One of the swellest of the past few years has been the Thomas Cubitt in Elizabeth Street, which likes to emphasise its affinity with Belgravia rather than mucky Victoria. Now the owners have opened a second place, this time indisputably in the heart of Knightsbridge, in Motcomb Street. To walk down here is to think of Philip Larkin’s line: “I listen to money singing.” Bentleys are commonplace, only the Maybachs turn heads.

The Panthechnicon Rooms calls itself a bar and restaurant, disdaining the very name of pub, and boasts a little of its location. Just as the Cubitt references the great architect, the Pantechnicon is named after art storage rooms that dominated Motcomb Street until destroyed by fire in 1874. (The surviving façade down the street, currently under scaffolding, now houses a Starbucks.)

The restaurant upstairs is frankly luxurious. The room is interestingly and beautifully decorated in the sober Gustavian manner that works so well in the Cubitt: the frames of the fine sash windows are painted matt greeny-black and billow with linen curtains; there are substantial leather chairs and lots of space for the tables. Once some intrusive music has been turned down, the atmosphere is calm and restorative.
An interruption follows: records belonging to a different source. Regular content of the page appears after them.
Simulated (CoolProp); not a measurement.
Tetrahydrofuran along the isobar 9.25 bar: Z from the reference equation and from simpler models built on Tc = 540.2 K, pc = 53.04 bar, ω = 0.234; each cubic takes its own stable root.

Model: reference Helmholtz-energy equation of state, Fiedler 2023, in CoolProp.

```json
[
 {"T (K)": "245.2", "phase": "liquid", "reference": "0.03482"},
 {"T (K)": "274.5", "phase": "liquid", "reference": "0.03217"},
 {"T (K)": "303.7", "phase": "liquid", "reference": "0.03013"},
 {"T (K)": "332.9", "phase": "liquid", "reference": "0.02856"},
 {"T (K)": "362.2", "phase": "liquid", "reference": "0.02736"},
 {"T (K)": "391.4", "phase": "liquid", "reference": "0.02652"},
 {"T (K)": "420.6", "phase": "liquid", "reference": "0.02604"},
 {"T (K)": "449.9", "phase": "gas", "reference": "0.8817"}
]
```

The menu, too, is at once lavish and plain, opening with three kinds of oysters, followed by three kinds of caviar, from 30g of farmed from Aquitaine at £60 to 50g of Beluga at £295 (not a mis-print, I’m afraid). There’s lots of lobster, four choices of smoked and cured fish and plenty of pricey basics such as whole grilled Dover sole with lemon and watercress at £27.

Lobster salad and parsnip crisps was quite a small starter for £16: some nice discs of fresh-tasting lobster, plus a claw, lurked beneath a mound of salad, a bit overpowered by the crunchy strips of parsnip. Twice-baked stilton soufflé, with a walnut and apple salad (£6.50), was the only disappointment. Although it tasted nicely enough of eggs and cheese, the texture was wrong: collapsed and clammy, without the benefit of any crusting from the second baking either. It’s an easy enough dish to get right — and this one was no match for Rowley Leigh’s twice-baked goat’s cheese soufflés, such a treat in the old days at Kensington Place.

“Rose veal, green beans & salsa verde” (£14.50) was the cryptic description of what turned out to be a delicious, crisply breadcrumbed classic Wiener schnitzel, accompanied by a nice potato mash and green beans, topped with a basil pesto, freshly made but hardly necessary when a mere dash of lemon juice would have lifted it better.

Seared tuna fillet (£19.50) came as a thick chunk, nicely rare on the inside, served with a construction of mixed green and white asparagus spears, and some well softened and crisped fennel. A side dish of samphire (£4.50) had been steamed and, while just the right texture, it had stayed intensely salty compared to samphire that’s been boiled, however briefly.

All of this was easy to enjoy, elegant food for the well-fed rather than the hearty fare of lamb shanks and sausages that keeps more humdrum gastros in business. A dark chocolate marquise with honeycomb and pistachio ice-cream (£7.50) was sensationally good, too, both refined and deep in taste.

Service is friendly and attentive, tap water is assiduously offered and the wine list is highly inviting if you don’t look meanly at the prices. A glass of aromatic Argentian viognier is £4.50, an excellent Brouilly £7.50 — and the bottles are carefully brought to the table to be poured. Later on, there’s a section called Icons offering dreamy bottles at prices one expects to pay for a fort-night’s holiday.

It’s only the price that’s not to like about The Pantechnicon Rooms. It’s not much cheaper in the bar downstairs and the tables outside either. An almost identical menu is served, with starters slyly renamed “small plates”, puddings a pound cheaper and some economical substitutions made (plaice and chips with mushy peas at £11.50 standing in for the Dover sole, for example). But you might as well go the whole hog in the comfy chairs upstairs.

About the cheapest lunch possible here would be smoked haddock and salmon pie at £8.50: little chunks of fish in a runny bechamel, beneath nicely parmesan-crusted mash, served quite plain in a cast-iron gratin dish. With service and a glass of verdicchio, very enjoyable on a sunny pavement, this still comes out at £16.88. But for Knightsbridge, money central, that’s almost a snip.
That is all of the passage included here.